Pastoral and discipleship guidance for navigating these complicated holidays.
5 Strategies for Preaching on Mother’s Day and Father’s Day
Image: Brandon Stubbs / Lightstock

I was completely and utterly embarrassed. Throughout my years in ministry, I have typically avoided preaching on Mother’s Day and Father’s Day. I have usually asked my associate or youth ministers to preach on those days—even offering to preach the Sunday between Christmas and New Year’s Day, a Sunday known anecdotally as “Youth Minister Sunday” because more senior or teaching ministers take that Sunday off to rest from Christmas and recharge for New Year’s than any other Sunday.

In this case, however, I was serving in my first interim ministry. I couldn’t hand this Mother’s Day sermon off. The problem was not necessarily the sermon. It was what happened after the sermon. In this particular congregation, it was customary to distribute a gift, a pen and notepad set, to each mother as they left the worship service. And, specifically, the responsibility for distributing these gifts fell to—you guessed it—the minister, even if that minister was an interim minister.
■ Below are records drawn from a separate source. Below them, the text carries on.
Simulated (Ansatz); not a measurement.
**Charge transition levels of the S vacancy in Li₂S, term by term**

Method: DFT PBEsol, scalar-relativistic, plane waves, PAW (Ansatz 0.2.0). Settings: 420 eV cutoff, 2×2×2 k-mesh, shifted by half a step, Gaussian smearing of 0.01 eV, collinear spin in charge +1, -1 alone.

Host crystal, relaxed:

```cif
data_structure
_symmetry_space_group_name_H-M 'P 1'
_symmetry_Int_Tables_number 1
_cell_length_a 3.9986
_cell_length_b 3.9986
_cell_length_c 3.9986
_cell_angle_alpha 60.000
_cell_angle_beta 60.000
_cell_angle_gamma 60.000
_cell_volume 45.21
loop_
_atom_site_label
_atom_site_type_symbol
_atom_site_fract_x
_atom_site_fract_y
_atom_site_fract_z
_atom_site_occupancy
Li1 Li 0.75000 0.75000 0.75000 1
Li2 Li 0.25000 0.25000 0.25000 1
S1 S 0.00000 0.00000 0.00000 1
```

To be fair to the congregation, I had been at the congregation for a year by this point. However, my role as an interim was limited to only preaching and teaching on Sundays and Wednesdays. I was not even expected or required to provide pastoral care. So, after preaching my sermon, I scampered back to the lobby, picked up the box of gifts and assumed my position. One woman was already in the lobby and I offered her gift. “Oh, it is okay,” she said. When I offered again, she replied, “But I am not a mother. I thought you knew.” I think a bit of my pride is still littering that lobby almost a decade later.

If you are like me, you would rather preach a full month of Advent or Easter sermons than have to figure out how to pastorally and ethically preach about being a godly father or godly mother. I know that some look forward to these Sundays with great anticipation. That is cool. As we will discuss below, these two annual Sundays can become great moments for discipleship. Therefore, my focus in this essay is simple: To provide some guidance in how to navigate these complicated holidays.

‘Holy Days’ or Holidays?

First, let us be honest about something: Mother’s Day (the second Sunday in May) and Father’s Day (the third Sunday in June) are secular holidays. Now let me be clear: secular does not mean pagan; secular means simply not sacred.

Our word “holiday” comes from the idea of “holy day,” a day when a group of people celebrates a significant historical, and usually religious, event. For example, the Jewish people celebrate two “holy days” that have become staples of both Christian and American culture—Passover and Hanukkah. As Christians, two “holy days” are exclusively historical and religious—Christmas and Easter. There are also other “holy days” that have significant meaning, such as Ash Wednesday, Pentecost, and even St. Patrick’s Day. These are days that provide ecclesiastical, missional, pastoral, or devotional beats in the Christian life and define an understanding of time for those who hold these days as sacred.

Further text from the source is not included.